Gambling on the NFL is big business, especially after a 2018 Supreme Court decision striking down a federal ban on sports betting. Recent estimates suggest that as many as 46.6 million people will place a bet on the NFL this year, representing nearly one out of every five Americans of legal gambling age. As a result, there's been an explosion in sports betting content, most of which promises to make you a more profitable bettor. Given that backdrop, it can be hard to know who to trust.
Fortunately, you can trust me when I promise that I'm not going to make you a more profitable sports bettor. And neither will any of those other columns. It's essentially impossible for any written column to do so, for a number of reasons I detailed here. (I'm not saying it's impossible to be profitable betting on the NFL, just that it's impossible to get there thanks to a weekly picks column.)

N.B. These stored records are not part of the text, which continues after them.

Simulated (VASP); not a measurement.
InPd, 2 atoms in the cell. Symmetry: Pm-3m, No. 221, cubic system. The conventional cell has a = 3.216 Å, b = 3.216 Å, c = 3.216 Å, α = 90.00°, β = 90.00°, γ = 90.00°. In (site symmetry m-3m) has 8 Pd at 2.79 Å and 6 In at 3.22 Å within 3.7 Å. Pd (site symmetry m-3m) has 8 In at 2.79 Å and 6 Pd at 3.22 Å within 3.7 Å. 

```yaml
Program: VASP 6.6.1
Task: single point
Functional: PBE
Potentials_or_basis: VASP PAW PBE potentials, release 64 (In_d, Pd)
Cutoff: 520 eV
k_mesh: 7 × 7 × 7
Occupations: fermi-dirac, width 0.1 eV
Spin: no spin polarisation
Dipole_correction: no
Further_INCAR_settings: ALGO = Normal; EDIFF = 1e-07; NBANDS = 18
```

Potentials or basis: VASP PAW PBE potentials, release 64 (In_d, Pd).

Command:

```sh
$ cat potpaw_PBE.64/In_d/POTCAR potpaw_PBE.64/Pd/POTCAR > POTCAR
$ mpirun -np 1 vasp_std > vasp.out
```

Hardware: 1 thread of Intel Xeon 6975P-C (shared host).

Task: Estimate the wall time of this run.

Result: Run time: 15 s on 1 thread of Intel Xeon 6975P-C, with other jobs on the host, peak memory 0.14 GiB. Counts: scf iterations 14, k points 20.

This column's animating philosophy is not to make betting more profitable but to make betting more entertaining. And maybe along the way, we can make it a bit less unprofitable in the process, discussing how to find bets where the house's edge is smaller, how to manage your bankroll, and how to dramatically increase your return on investment in any family or office pick pools (because Dave in HR and Sarah in accounting are much softer marks than Caesar's and MGM).
If that sounds interesting to you, feel free to join me as we discuss the weekly Odds and Ends.
I figure we'll just make it a weekly feature to track the performance of "under" bets through the season. Last week the unders went 6-8, which leaves them 37-33 since we noticed how well they were performing five weeks ago.
Sam Bankman-Fried Apparently Doesn't Read Odds and Ends
For those who haven't been following the saga of Sam Bankman-Fried (or "SBF"), CEO of a company called FTX that was one of the largest cryptocurrency marketplaces, he's been having a very bad couple of weeks. On November 8, it came out that FTX had been taking customer deposits and, rather than holding them, loaning them out to a cryptocurrency hedge fund to make leveraged bets with them. Those bets did poorly, FTX lost most of the money, and when customers went to withdraw their deposits the company couldn't oblige, resulting in a bank run that drove the company to bankruptcy.
SBF lost 94% of his net worth in a single day, falling from over $10 billion to "just" $900 million, the largest single-day drop in history. His net worth would continue its freefall as more and more financial malfeasance came to light until he was left with functionally nothing.
Over the last few weeks, I've been inundated by concerned readers who were terrified that they'd be the next SBF, so I wanted to write a few words explaining just how unlikely it would be that you, an enlightened reader of Odds and Ends, would make the same mistakes SBF made.
Let's Talk About Kelly Criteria
Back in Week 8, I talked about the importance of bet sizing and walked through the math to determine what percentage of your bankroll you should bet to maximize your return. The formula I used determines the "Kelly criteria" or "Kelly bet", which is the mathematically optimal bet size to maximize wealth growth (provided you know the true odds underlying the bet). That bet was often surprisingly small even for extraordinarily favorable bets. (If Vegas paid you a 10% vigorish for every bet you made, you should still not bet more than 1/12th of your bankroll at a time.)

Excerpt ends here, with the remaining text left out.